Thugs driving kids away from NRL
Posted: Sun Apr 24, 2016 8:48 pm
Anyone surprised this thug's game has junior registrations on the decline? AFL and Soccer seem to be benefitting.
Thugs driving kids away from NRL
Phil Rothfield
The Daily Telegraph
RUGBY league junior registration numbers are on the decline. At the same time AFL and soccer are on the rise.
This doesn’t require a major investigation to reveal why. The reason is that rugby league no longer acts on foul play.
Mums and dads are seeing what happens in the NRL every week and deem the sport too dangerous for their kids.
Earlier this season Manly forward Martin Taupau viciously and recklessly smashed Sharks centre Jack Bird in the head with a swinging arm that knocked him almost unconscious.
A dazed Bird came off for the rest of the game. Taupau stayed on and finished up getting one week.
I used to cover judiciary hearings in the days when Jim Comans was in charge.
I guarantee Taupau’s swinging arm would have led to a four to six-week ban in those days. Absolutely no doubt.
This season we have had seven instances of tripping. It used to be an immediate send-off and suspension. Look at the photo on this page of Paul Carter trying to bring down superstar Anthony Milford. What a disgrace. Again nothing happens.
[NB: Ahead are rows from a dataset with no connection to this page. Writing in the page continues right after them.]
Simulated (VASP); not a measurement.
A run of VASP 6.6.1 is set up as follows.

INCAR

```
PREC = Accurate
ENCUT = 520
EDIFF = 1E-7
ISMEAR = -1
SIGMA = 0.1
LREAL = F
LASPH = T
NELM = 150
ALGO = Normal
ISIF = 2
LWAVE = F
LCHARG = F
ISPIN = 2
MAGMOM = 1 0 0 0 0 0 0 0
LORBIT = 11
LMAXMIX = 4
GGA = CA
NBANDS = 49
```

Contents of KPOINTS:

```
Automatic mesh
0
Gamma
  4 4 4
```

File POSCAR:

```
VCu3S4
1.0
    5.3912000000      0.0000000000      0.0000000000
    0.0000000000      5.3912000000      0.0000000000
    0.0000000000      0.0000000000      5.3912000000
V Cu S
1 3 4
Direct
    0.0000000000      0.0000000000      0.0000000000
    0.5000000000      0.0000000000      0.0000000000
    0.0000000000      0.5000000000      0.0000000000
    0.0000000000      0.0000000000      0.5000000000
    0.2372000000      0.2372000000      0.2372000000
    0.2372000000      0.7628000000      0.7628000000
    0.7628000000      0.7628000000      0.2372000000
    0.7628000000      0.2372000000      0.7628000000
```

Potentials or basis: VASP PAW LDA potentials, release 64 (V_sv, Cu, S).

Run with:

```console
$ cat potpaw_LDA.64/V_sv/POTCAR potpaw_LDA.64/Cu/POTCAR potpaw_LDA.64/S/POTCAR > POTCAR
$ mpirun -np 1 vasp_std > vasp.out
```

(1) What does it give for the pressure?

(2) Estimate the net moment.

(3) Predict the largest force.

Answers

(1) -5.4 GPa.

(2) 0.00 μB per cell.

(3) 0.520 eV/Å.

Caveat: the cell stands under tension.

Go back and have a look at the replay of the Rabbitohs v Broncos on Friday night. Look at Sam Burgess’ dog-act on an unprotected Joe Ofahengaue on the ground.
Look at Adam Blair’s late and high shot on Adam Reynolds, who is just back from a broken jaw.
This game was prime time television on Channel 9 and Fox Sports.
The referee Jared Maxwell showed he was completely out of his depth. That he didn’t at least use the sin bin is a disgrace.
I lost count of the number of times he warned both captains yet did nothing about it.
Todd Greenberg has been in the job for five weeks now as NRL chief executive.
The honeymoon period is now over. He replaced Dave Smith and got the top job in the game because he allegedly knew rugby league from the grassroots to the NRL.
Yet he has sat back every week and allowed tripping to become an epidemic in the game without even instructing his referees’ director Tony Archer to do something about it. The entire match-review and judiciary process needs to be overhauled.
There are too many ex-players on so-called independent committees that are determining how we deal with this thuggery. Ex-players are ex-players. They are old school and have no understanding of the damage that their lack of action creates.
Television is the gateway to the game. The front door for casual observers. Many of those switching on this year would find some of it unsavoury.
Over the weekend I asked the AFL’s respected critic and former Brownlow medallist Gerard Healy what an AFL player would cop for attacking a player on the ground like Burgess did.
“I’d think six to eight weeks,” he said.
It’s time Greenberg did something about it. Why do we even have an independent match-review committee and judiciary? Why don’t we just pick the best qualified people.
The best thing Greenberg’s predecessor Dave Smith did was introduce an automatic sin-binning for punching. It is no longer part of the game.
The same thing has to happen with all foul play. Use the sin bin and, like punching, it will soon stop.
The risk of leaving your team with 12 players for 10 minutes is a bigger deterrent than missing a game the following week.